Applications of Using NoSQL Databases

2861 words (11 pages) Essay in Information Technology

23/09/19 Information Technology Reference this

Disclaimer: This work has been submitted by a student. This is not an example of the work produced by our Essay Writing Service. You can view samples of our professional work here.

Any opinions, findings, conclusions or recommendations expressed in this material are those of the authors and do not necessarily reflect the views of UK Essays.

CA1 for advanced databases

Research Report

Individual Assignment CA 1

Introduction:

In this report I will outline the motivation behind using NoSQL databases and the main characteristic of key value-store databases, column-oriented databases and document store databases. I will give an example of each of the three different types of NoSQL databases and describe how they work along with their key features.

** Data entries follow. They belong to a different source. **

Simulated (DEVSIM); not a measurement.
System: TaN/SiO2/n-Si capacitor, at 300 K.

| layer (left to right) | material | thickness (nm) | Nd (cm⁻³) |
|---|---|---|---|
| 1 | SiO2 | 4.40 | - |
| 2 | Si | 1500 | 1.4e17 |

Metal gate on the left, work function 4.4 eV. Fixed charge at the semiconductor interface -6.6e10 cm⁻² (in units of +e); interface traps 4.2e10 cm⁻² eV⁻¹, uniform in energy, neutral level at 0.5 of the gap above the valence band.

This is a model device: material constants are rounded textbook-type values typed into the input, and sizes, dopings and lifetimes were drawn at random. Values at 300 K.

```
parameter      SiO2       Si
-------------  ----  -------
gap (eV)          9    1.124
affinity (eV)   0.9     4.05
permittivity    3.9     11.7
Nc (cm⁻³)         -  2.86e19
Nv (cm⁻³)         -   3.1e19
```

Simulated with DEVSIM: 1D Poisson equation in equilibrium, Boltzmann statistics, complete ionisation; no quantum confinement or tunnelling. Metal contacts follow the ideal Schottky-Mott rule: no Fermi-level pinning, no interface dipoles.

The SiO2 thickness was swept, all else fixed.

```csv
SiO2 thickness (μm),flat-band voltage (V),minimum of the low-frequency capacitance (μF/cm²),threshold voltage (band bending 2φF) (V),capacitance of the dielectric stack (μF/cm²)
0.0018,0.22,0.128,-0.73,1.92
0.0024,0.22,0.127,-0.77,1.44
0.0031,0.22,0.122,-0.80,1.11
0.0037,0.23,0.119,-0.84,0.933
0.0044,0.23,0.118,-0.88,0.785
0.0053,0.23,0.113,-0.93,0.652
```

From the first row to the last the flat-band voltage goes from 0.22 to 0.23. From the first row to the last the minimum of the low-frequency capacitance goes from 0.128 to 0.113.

I will conclude the report with a detailed analysis and comparison of NoSQL databases and relational databases including and evaluation of the strengths and weaknesses of each. I will also outline the future prospects for both types of databases.

What is NoSQL database

NoSQL databases came around because of the challenge relational databases were facing with scalability and performance. Companies such as Google, Amazon and Facebook came up with the creating of NoSQL databases such as BigTable, DynamoDB and Cassandra to fix their problem of scalability issues after recognising it.

NoSQL databases can be broken down into four types, there is key- value store databases, column-orientated databases, document store database and last graph-based databases. These DBMS’s or database management systems are more focused on the performance, reliability and consistency of the database. Index structures that were already in place were reused and improved with purpose of making their read and write functions better. A big difference between the4 classic relational database and NoSQL databases is the fact the NoSQL databases are made of unstructured storage. This means that NoSQL databases do not have a fixed table structure like the ones found in relational databases.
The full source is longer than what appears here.